Economic wealth accumulation creates elite-contenders that undermine the stability of western institutions
Looking back at 2016 can be agonising. Political anxiety and economic uncertainty have fuelled this year’s political turmoil in many western countries. Much has been said about the underlying reasons feeding this evolution and I do not intend to bore you with a reiteration of well-known arguments. I will not tell you about social norms that are being broken nor will I make normative points about the moral inferiority of Trump’s America. Instead, I will set forth a channel through which recent political extremities could be explained.
While common people, who feel as politically marginalised as ever, try to punish established political figures using democratic means – economic elites are still running the political show. Trump’s cabinet is reportedly one of the wealthiest in US history; the British PM’s roots in financial services hardly make her a leader for the people. How is it then, that populations have revolted and replaced one part of the intellectual elite with another?
During the better part of the 20th century, political stability and social institutions have held western societies together. The political system could work well because political institutions and policy-makers collaborated: the part of the powerful elite that wished to participate in politics could do so. Presently though, collaboration among elites has eroded as the number of elites grew.
Economic elites in need of political power
This elite oversupply – channel is rooted in economic power. Over the last 50 years or so, the number of top wealth holders has steadily increased. For example, the number of US households worth $10mn or over grew from 66,000 in 1983 by more than five times to 464,000 in 2007 . This story continues in other countries: in the UK the average income of the top 10% increased from 27,900£ in 1977 to 80,400£ in 2014 (ONS, 2015). Broadly speaking, even though I have to rely on different statistics, the numbers point to an increase in the size of the population that has economic influence. While this story goes hand-in-hand with a widening income gap, which deserves criticism on its own, it allows us to spin a different narrative.
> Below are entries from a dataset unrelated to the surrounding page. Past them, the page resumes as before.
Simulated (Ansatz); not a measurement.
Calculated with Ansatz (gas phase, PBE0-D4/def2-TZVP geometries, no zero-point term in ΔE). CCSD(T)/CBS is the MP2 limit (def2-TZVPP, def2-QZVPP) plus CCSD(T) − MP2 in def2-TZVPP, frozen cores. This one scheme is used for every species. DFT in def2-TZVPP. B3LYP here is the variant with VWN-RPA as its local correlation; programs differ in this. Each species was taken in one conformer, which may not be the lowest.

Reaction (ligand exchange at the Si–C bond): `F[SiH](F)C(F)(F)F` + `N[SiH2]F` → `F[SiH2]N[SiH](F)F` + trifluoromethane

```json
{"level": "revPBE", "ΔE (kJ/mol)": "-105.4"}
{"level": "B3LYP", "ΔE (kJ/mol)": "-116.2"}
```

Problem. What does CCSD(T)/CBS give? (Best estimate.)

Now, how can an increased set of economic elites explain political chaos? First, note that the political elite tends to stem from richer parts of the population and this part of society frequently strives to press the policy debate into their hands and their influence. This implies that there are many more people that have the means and desire to invest in political capital today. Yet, the supply of political offices has stayed flat in most western countries. The last time the size of the US congress was increased occurred in 1912 – in the meantime, US population more than tripled. In praxis, this means that there are too many politically ambitious elites for the available offices.
Such an oversupply generally leads to more intra-elite competition – as opposed to collaboration. Whereas previously, economic elites would support their friends’ political aspirations, now they must contend for power. This is then followed by ideological polarisation and fragmentation of the political class. The more potential rivals there are, the more end up on the losing side – and a situation arises, where a large class of disgruntled elite-wannabees, who are often well-educated and capable, are denied access to elite positions.
Ghastly sedition ahead
We have seen this process of political fragmentation arise – and elites left out of the loop are taking unprecedented means to gain political power. Sometimes no less than by abusing the fears and anxieties of the common population.
Peter Turchin, mathematician and historian at heart, has studied elite overproduction in historical societies – and he finds that an oversupply always ended in political violence or revolution (2013). For example, the American civil war or the Russian revolution were marked by competition amongst elites. The outlook looms dim at our gates for the prediction is that political violence will escalate until 2020.
The meagre hope on the horizon might be a side-lined political mainstream that surrenders peacefully and gives up political aspirations. Politicians realising the need to include more economic elites by extending the number of political offices available could also stop the bleeding. Sometimes political cronyism might have its benefits after all.
 Counting the number of households exceeding a certain wealth level is tedious. For the US, Wolff uses Fed CSF data. For other countries, no such data is readily available.